Applying these laws varies on the nature and form of an organisation. In view of this, an in-house counsel’s scope of work is no longer limited to one-time activities. It requires regular monitoring and promoting of their organisation’s diversity and inclusivity.

PoSH Act

The female-centric PoSH Act is aimed at stopping workplace sexual harassment against women, starting from implied sexual advances or express unwelcome behaviour. Among other things, the PoSH Act requires organisations to have an internal committee for handling sexual harassment complaints. The statute obliges employers to organise anti-harassment workshops and awareness programmes for employees and apprise them of the consequences. Delhi High Court has stipulated guidelines for these internal committees, including:

  • That members not have any conflict of interest/connection with the complainant;
  • The independent member/external member should not be related to the organisation;
  • There should be no undue pressure or influence on the members of the internal committee by senior level employees/management; and
  • There should be a clear and precise procedure to deal with sexual harassment complaints.

However, the Supreme Court has recognised “serious lapses” in implementation of the PoSH Act in government/public sector organisations, and has issued time-bound detailed directions to ensure its effectiveness.

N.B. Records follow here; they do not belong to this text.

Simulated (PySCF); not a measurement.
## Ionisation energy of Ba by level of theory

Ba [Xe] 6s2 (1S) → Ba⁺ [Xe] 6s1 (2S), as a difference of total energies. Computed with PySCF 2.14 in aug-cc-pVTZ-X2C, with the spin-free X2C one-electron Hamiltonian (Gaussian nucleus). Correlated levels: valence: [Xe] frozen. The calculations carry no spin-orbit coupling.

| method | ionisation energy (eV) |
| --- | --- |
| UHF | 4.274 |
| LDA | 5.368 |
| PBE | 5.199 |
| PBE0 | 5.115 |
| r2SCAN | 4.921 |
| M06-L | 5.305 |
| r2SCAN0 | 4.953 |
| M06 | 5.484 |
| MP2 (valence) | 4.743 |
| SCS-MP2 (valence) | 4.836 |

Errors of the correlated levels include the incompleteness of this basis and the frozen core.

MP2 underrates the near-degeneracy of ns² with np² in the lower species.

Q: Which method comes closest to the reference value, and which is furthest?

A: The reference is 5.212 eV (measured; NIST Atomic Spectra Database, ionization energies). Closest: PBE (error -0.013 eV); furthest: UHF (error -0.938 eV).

While the legislation recognises sexual harassment of female employees only and precludes same-gender complaints, the practical realities beg to differ. Sexual harassment is not a gender-specific issue and can equally apply to male and third-gender employees. Thus, while various courts continue to discuss and interpret the issues of the PoSH Act, the role of in-house counsel includes carefully interpreting the statute, apprising management and developing gender-neutral policies.

Maternity Act

Ayushi Yadav, TATA SIA Airlines (Vistara)
Ayushi Yadav
Senior Executive–Legal
TATA SIA Airlines (Vistara)

The Maternity Benefit (Amendment) Act, 2017, empowers all female employees, whether regular, contractual, ad hoc or temporary, to seek maternity benefits from their employers after the birth of a child. The act also covers issues such as maternity leave on miscarriage, tubectomy operations, premature birth, illness arising out of pregnancy, or birth of a third child. It bars dismissal or wages reduction during maternity leave. Additionally, the act provides for creation of crèche facilities to ease women’s return to work; several states have notified their own specific rules in this regard.

Although the act provides an array of benefits to female employees, other aspects remain untouched: paternity leave, and including periods of maternity leave when calculating tenure for other social benefits such as gratuity.

For employers, the compliance requirements for crèche facilities are quite onerous and sometimes difficult to meet. For instance, the Karnataka Maternity Benefit (Amendment) Rules, 2019, requires organisations to have a crèche within their premises or within 500 metres of the entrance gate.

The crèche must be open at all times that parent employees are working. The person in charge must be a woman who has a government approved or recognised qualification and training in “early childhood care and education” or “teacher’s course higher” or equivalent qualification, and will look after children during the absence of their mothers as a teacher-cum-warden. Some organisations could find this impractical – for instance, those with a pan-India presence, a fragmented workforce or non-standard work hours.

The situation is an opportunity for in-house teams to work with their human resources teams on creative solutions. By way of example, a business might come to a service arrangement with a third-party crèche and pay a reasonable amount of money to eligible employees who use it.